The Objective and Subjective in Religion.


1.— It is sometimes thought that the Objective or outward in religion, and the Subjective or inward, are not only antagonistical, but are mutually exclusive and destructive of each other. This I suppose to be a mistake. They are neither destructive of each other, nor are they necessarily antagonistical; but on the contrary, are essentially harmonious, although it may sometimes be true, in consequence of diversity of relations, that they are antagonistical in appearance.

The question of the Objective and the Subjective in religion, is prominently and, specifically the question, stated in simpler terms, is God without us or within us? Our answer is, that God is every where; but not in the same sense, nor with the same efficacy, nor with the same results. And these differences depend not merely upon the facts of the divine nature, but partly upon other related facts, incidents and experiences. Accordingly it may be said as a truth, that irreligion necessitates objectivity; because, from the very fact of being what it is, it closes the heart and excludes the divine entrance. The irreligious or Adamic man, or man under the influence of inordinate self-hood, and with the spiritual eye almost closed with the Adamic incrustations, can see only the objective or outward God. But under the more favorable influences of Christianity and with a wider and truer vision for which he ought to be grateful, he sees Him under a human form, elevated to the position of a throne and swaying a sceptre. But He sits there nevertheless, whatever the degree of his elevation or glory, as an objective or outward God. But God as thus presented, is not to be regarded as wanting in reality; nor as a reality not accordant with the facts of a sound philosophy. The true God is universal; but the Adamic eye, or the eye which sees only from the stand-point of its own personal interests, can see God only under the law of its own perceptivity; and locates Him and circumscribes Him with the limitations, which are reflected from its own nature. And thus it is that the sinner sees God outwardly, because the fact of sinfulness is a decree of banishment, and it is a logical sequence of such a sight, that he not only sees, but fears and trembles.

2.—It should be remembered however, that God objective is not a different God, but differently seen; not located and limited in his distant place by his essential nature, but because He will not enter the selfish heart; and the selfish heart, therefore, can only see Him in the distance. But it is better, far better, that He should thus be seen, than not seen at all. It is the beginning of a new thought; it is the incipiency of searching and often terrible convictions; it is the opening and revelation in the soul of that which makes an unbelieving Felix tremble.

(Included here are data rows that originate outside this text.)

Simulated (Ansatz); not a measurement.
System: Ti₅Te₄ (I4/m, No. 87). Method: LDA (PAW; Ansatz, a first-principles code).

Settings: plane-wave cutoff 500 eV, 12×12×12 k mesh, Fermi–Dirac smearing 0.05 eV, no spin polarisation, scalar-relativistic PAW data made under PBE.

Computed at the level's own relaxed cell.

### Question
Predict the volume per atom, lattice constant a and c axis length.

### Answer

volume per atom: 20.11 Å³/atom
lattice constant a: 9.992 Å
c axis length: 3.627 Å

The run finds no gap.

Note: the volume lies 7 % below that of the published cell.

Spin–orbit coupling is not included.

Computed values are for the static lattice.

3.—Such is the God of the sinner, a God true to the relations under which the sinner sees him; seen at a distance, because He
is distant; seen in exclusion, because He is excluded; seen in anger, because it is right and just that He should be angry. But under the appliances of new truths and such influences as God can exercise consistently with the sinner’s freedom, and especially in connection with his mediatorial manifestations, He begins to present himself in accordance with the sinner’s altered mental position and wants, in the attributes of forgiveness, mercy and love. He expands to the mental vision just in proportion as the mental vision enlarges itself to perceive. And in this expansion by the laws of spiritual insight, He comes nearer and nearer, till at last instead of being excluded and kept at a distance, He begins to enter and take up his abode in the soul itself, and to find his locality, not as a God afar off, but as a real dweller in the sacred and spiritual home of holy thoughts and holy dispositions. It is in harmony with the doctrine of these statements, that the late Dr. Payson, of Maine, in speaking of his personal experience, says, “the Sun of Righteousness has been gradually drawing nearer and nearer, appearing larger and brighter as He approached.” And when God has thus changed his position from God outward in the heavens to God inward in the Spirit, we have a rational and to some extent satisfactory explanation of the expression “God subjective;”—in other words, a God interior, a God in psychical possession, a God dwelling in the soul.

There is therefore, a foundation for the terms Objective and Subjective in religion, although they sound somewhat crude and inharmonious to an Anglo-Saxon ear; and they are terms which have a real and substantial significancy; word-symbols of great and essential religious facts, though not facts which are realized at the same period in the mind’s history; and which are harmonized with each other by the adjustment of additional facts and additional relations.

4.—There is an incidental topic which seems to merit a brief notice. The statement is found in certain philosophical speculations, though sometimes appearing merely in the form of a suggestion, that the subjective experience, when carried to its highest results, requires and necessitates the “identification of the subject and object, of the worshipper and the worshipped;” in other words, that man in becoming sanctified, or as it is sometimes expressed “
divinized” through the presence and reigning power of the Holy Ghost, ceases to be man. But this view, which would readily be accepted in the doctrines of Pantheism, has the aspect, to say the least, of being a hasty and erroneous generalization; leading to injurious and fatal results. It is the confounding of identity of nature with identity of forms, attributes and relations. The sunbeam is not the same with the sun; the drop of water is not the same with the ocean; the morning zephyr is not the same thing with the wild, sweeping whirlwind. Everywhere, in all the realms of nature, we find the same essentiality of nature, combined with differences of manifestation and relations, which divide that essential oneness, that divinely central and inseparable brotherhood, into distinct and beautiful and permanent individualisms. Paul did not cease to be Paul, because he asserted and asserted truly, that Christ lived in him. The possession of a divine nature, which is the duty and the privilege of every one, does not make him a Deity; which, notwithstanding the ingenious speculations of the ancient Hindoos, or of the Neo-Platonic Alexandrine schools, or of their more modern followers, seems to the truly Christian mind, not only adverse to the Scriptures, but both a philosophical and physical impossibility. Let it be understood and remembered, that diversity of life is as much a truth of the universe as essentiality of life; and angels, and all holy beings who may reach that high stature and glory of existence, will be angels still. Absorption into God, as a permanent and universal result, would be the cessation and death of God himself; whose very element and essentiality of life, is its tendency to out-flowing and manifested communication.